Regular Expressions (REs) are commonly used used to determine if a character string of interest is matched somewhere in a set of character strings. They allow for specifying complex matching criteria and are thus much more flexible than regular search strings.

&xwp; uses a combination of many standards for RE syntaxes. The level of functionality is most closely modelled on extended regular expressions (EREs) as supported by the UNIX egrep and awk programs. Some enhancements introduced by POSIX, those typically found in UNIX ex and vi, and most found in GNU software are supported too.

The following rules apply (see BNF definition for a formal definition):

Basic characters

Character sets

Character sets are specified in angle brackets and define a set of acceptable characters, or possibly a set of unacceptable characters.

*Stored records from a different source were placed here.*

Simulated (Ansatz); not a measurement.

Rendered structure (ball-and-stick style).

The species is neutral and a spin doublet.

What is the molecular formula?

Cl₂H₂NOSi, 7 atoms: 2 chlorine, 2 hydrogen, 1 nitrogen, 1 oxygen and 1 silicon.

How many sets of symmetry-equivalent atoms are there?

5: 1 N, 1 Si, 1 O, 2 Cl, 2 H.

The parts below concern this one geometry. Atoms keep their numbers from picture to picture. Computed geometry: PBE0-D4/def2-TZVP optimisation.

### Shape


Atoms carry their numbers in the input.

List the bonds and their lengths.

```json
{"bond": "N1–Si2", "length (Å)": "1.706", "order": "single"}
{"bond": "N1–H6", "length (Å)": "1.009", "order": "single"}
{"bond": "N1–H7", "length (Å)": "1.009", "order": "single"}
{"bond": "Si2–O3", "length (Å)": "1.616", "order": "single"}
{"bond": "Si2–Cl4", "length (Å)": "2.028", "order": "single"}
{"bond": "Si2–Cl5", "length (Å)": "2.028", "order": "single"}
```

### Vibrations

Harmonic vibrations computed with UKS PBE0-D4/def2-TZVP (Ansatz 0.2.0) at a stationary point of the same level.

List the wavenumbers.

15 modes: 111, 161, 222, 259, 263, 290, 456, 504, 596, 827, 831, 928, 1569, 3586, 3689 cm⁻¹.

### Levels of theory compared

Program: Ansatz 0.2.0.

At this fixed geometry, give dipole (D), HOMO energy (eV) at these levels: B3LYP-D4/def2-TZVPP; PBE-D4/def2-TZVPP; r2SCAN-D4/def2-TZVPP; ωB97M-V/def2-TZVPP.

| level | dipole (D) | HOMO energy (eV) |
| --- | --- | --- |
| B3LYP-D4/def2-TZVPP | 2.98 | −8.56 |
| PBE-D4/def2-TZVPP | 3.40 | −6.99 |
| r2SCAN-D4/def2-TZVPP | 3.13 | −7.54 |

  [abc]   matches any one character which can be a, b, or c
  [^abc]  matches any one character which is neither a, b, nor c
  [a-z]   is the set of characters in the range 'a' to 'z'
  [a-j-t] is the set of characters in the range 'a' to 't'
To match a -, ^, ] character in a bracket element, escape it with a backslash. For example, [\])}] matches ], or ), or }. You can also specify a complete POSIX character classes in an additional brackets pair with colons. In that context,
  [:alnum:]   means all alphanumeric characters
              (with ASCII, same as A-Za-z0-9)
  [:lower:]   means all lowercase characters
  ... etc.
For example, specifying [[:alnum:] \t] would allow all alphanumeric characters plus space plus tab.

Any character

The dot (.) character matches any single character, without caring what it actually is. For example, t.e matches the, but not tree.

Word constituent characters

GNU EREs define the term "word constituent character" to include any alphanumeric character, or the underscore _ character to save some typing.

\w is a shorthand for any word consitiuent character and is equivalent to [[:alnum:]_] or [A-Za-z0-9_]. \W for any non-word constituent character and is equivalent to [^[:alnum:]_] or [^A-Za-z0-9_].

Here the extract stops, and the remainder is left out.